Storing the Universe One Particle at a Time
Some wonder if the massive particle physics experiment known as the Large Hadron Collider (LHC) will unveil secrets about subatomic particles or unknown dimensions. Others fear it could signal the end of the universe. But storage administrators have a completely different set of questions. They wonder how on earth they plan to store all that data.
"We have around 108 million files and 14 petabytes of data currently," said Sebastien Ponce, developments leader for the project. "That's up from 60 million files and about 7 petabytes of data in 2007."
And the experiment won't be in full swing until spring.
Built by the European Organization for Nuclear Research, known as CERN, the storage project is known as CASTOR CERN Advanced STORage manager.
"CASTOR is the software that will handle all the data coming from LHC," said Ponce. "This includes storing the data, redistributing them to Tier 1 centers and managing user accesses to the data. In total, CASTOR is handling a constant flow of 4-5 GB/s of data, with peak reaching 10-12 GB/s during days."
CASTOR employs a hierarchical storage (HSM) architecture, which includes:
- Three IBM TS3500 tape robots, one of them containing six S24 high-density frames and the other two with 16 frames (the maximum supported).
- IBM TS 1120 drives with 700GB of capacity, as well as IBM TS 1130 drives with 1 TB capacity per cartridge.
- Four Sun StorageTek SL8500 robots, three of them with a capacity of 10,000 cartridges and one with a capacity of 6,000 cartridges
- StorageTek T10000A drives with 500GB of capacity. StorageTek T10000B drives with 1TB of capacity are being run in a test environment prior to implementation.

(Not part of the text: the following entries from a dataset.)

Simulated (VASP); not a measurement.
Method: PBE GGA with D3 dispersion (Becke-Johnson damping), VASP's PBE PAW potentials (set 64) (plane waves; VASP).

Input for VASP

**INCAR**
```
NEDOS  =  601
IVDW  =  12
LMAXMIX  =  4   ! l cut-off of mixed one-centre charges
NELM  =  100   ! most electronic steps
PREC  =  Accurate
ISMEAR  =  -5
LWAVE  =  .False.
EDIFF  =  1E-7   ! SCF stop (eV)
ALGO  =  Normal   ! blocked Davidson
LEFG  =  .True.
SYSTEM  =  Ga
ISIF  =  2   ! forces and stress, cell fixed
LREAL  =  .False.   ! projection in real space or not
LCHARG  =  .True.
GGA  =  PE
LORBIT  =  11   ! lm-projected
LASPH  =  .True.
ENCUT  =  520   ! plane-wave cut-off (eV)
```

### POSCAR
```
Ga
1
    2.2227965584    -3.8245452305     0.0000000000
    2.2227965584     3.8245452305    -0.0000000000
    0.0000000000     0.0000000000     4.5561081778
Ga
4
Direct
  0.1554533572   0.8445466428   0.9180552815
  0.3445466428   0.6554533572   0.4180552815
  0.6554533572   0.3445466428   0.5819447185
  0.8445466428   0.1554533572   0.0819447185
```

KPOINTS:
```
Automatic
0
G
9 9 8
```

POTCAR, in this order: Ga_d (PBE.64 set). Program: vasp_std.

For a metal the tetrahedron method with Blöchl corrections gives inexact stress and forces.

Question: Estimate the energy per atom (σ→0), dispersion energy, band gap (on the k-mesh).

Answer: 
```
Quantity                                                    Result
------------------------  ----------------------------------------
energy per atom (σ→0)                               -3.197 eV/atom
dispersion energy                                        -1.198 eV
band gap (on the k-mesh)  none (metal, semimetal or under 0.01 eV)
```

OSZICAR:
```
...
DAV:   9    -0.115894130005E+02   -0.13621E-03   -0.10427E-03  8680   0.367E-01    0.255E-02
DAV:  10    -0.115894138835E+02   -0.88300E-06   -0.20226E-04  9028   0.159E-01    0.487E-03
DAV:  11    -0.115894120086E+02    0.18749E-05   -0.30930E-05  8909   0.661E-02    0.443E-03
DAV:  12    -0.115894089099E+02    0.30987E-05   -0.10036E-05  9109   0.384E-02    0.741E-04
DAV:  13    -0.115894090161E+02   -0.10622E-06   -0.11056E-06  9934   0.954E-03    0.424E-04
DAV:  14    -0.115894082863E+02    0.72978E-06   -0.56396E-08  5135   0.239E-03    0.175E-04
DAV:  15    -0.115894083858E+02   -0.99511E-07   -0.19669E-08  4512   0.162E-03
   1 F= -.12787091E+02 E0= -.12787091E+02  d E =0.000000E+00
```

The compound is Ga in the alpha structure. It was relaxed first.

CASTOR is now in its second iteration. The main difference between CASTOR 1 and CASTOR 2 is a complete rewrite of the disk cache layer that increased scalability.
"CASTOR 1 was limited to a few hundred thousand files in the disk cache, while CASTOR 2 is able to handle millions easily," said Ponce. "Throughput limitations from/to the disk cache have also been removed. Currently, we have demonstrated a 10GB/s constant over many days."
The main storage needs are related to the LHC and other particle accelerators. The Compass experiment, for example, has 4 PB of data stored in CASTOR, while others known as CMS and Atlas have has 3.8 PB and 3.1 PB, respectively. This includes storage of raw data coming from the accelerator detectors, as well as reconstruction and analysis of data, and a variety of simulations that compare real data to existing theories. Besides this, CASTOR is also open to users to store large files such as backups. But this only accounts for a few percent of the total data.
In terms of hierarchical storage management, CERN currently operates two stages. Disk is used for user access, with a back end of tape for mass storage.
"In the future, other hierarchies can be envisioned," said Ponce. "Perhaps we will make use of cold disks or flash memory."
Elements of CASTOR
CASTOR encompasses the following elements:
Oracle Database: Ponce calls this the heart of the system, as it hosts most of the decision-making code.
"Having such a data-centric architecture allows us to replicate all services for fault tolerance, and thus any node of the system can die with no major impact on the service," said Ponce. "We currently run Oracle 10.2.0.3 and a move to Oracle 11 is being considered."
Stager: This handles the disk cache, including migrations of data to tape, recall of data from tape, and garbage collection of the disk cache. It can handle hundreds of client file requests per second, running in parallel on two nodes for fault tolerance.
Name Server: It defines a global namespace for CASTOR data, in a UNIX-like way. It includes Access Control Lists for permissions. It is run in parallel on four nodes for fault tolerance and load balancing.
Volume Manager (VMGR), Volume and Drive queue manager (VDQM), remote tape copy suite (RTCP): These components are handling, respectively, the queue of tape requests, the queue of drive requests and the migration and recall of data to and from tape.
Disk Servers: About 800 are currently (of various hardware persuasions) providing about 8PB of disk cache space. Disk servers are grouped by pools that can be customized to different usages and restricted to given groups of users.
Tape systems/ Tape Drives/Tape Servers: According to Ponce, this is the primary storage of CASTOR, preferred to disk for its long-term stability and for its cost efficiency, but mainly for the extended experience accumulated on such systems (decades compared to years for disks).
Storage Resource Manager (SRM): A high-level interface defined by an international collaboration of people with interests in mass storage in order to unify the access to mass storage systems (see Storage Resource Management Working Group).
"This allows easy interaction between different mass storage solutions and allows the integration of these into the Grid, as storage elements," said Ponce.
Job Manager: It schedules access to the disk cache in order to guarantee maximum performance of the disks and avoid any overload.
"This also guarantees an optimum usage of tape drives by making sure that disks are able to receive/send the data when a tape is ready to read/write them," said Ponce.
CASTOR is free, open source software. All packages, source code and documentation are available at http://castor.web.cern.ch/castor/.